Hopefully I am just too paranoid and they will not check any of it until they come across some very bad photo looking for the reasons. Or maybe some automated thing is coming. Who knows. Maybe no exif is still OK. For sure I want the option to have a safe EXIF to present.
Of course if you merge a few files in photoshop and one of them has the "right" settings you just base the output on that. It is just a lot of hassle if that isn't necessary for the final image.

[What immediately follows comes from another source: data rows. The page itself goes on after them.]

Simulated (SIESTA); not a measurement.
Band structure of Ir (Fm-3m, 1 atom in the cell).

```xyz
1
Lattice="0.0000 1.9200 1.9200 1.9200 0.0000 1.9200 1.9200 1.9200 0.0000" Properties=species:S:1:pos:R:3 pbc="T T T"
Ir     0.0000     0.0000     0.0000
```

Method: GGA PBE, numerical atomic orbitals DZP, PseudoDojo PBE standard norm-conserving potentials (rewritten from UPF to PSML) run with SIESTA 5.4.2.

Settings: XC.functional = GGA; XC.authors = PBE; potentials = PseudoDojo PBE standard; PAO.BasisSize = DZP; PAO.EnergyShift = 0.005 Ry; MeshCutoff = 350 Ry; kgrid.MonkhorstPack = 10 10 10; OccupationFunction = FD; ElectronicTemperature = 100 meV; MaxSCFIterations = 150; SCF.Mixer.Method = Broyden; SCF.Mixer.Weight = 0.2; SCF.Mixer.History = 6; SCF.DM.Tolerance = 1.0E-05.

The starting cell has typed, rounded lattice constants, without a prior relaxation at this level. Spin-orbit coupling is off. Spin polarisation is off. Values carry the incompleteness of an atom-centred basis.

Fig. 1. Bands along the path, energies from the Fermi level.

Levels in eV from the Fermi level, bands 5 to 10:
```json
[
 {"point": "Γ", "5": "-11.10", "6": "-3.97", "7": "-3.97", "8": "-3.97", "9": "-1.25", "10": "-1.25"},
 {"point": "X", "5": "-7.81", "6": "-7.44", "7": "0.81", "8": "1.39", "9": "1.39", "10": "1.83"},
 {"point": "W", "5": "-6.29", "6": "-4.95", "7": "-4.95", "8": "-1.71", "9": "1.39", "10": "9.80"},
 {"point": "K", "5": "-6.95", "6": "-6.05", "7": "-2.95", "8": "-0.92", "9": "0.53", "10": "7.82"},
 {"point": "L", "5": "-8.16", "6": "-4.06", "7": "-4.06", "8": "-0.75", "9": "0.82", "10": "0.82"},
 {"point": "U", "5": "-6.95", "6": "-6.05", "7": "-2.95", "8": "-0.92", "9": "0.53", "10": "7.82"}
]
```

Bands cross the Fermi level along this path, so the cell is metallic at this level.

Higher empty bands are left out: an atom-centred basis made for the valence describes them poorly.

The reason is about as strange as the request itself. Well till now the client was happy with no EXIF data but this is looking to change if I have to take it at face value. They clearly show examples using obvious fill flash (so I must presume they pretty much expect it) but then also ask not to use it. Sometimes it is just inevitable and can be done very subtly except for the exif tag. I get it that you don't shouldn't overuse it and keep an eye on nasty shadows or hotspots. That's what they used to say before. You know I'd probably prefer to save my flashes for other things and just keep it simple. I'm just not sure it can work in every single case. I was just editing such image for another client and that's a HDR base exposure and 2 flash exposures combined to one. It looks awful without this, but it was so much hassle and time I may as well just work at Tesco. Turn on some bloody lamp like a nuke going off in the corner? Well that is surely going to make it look awful in many cases!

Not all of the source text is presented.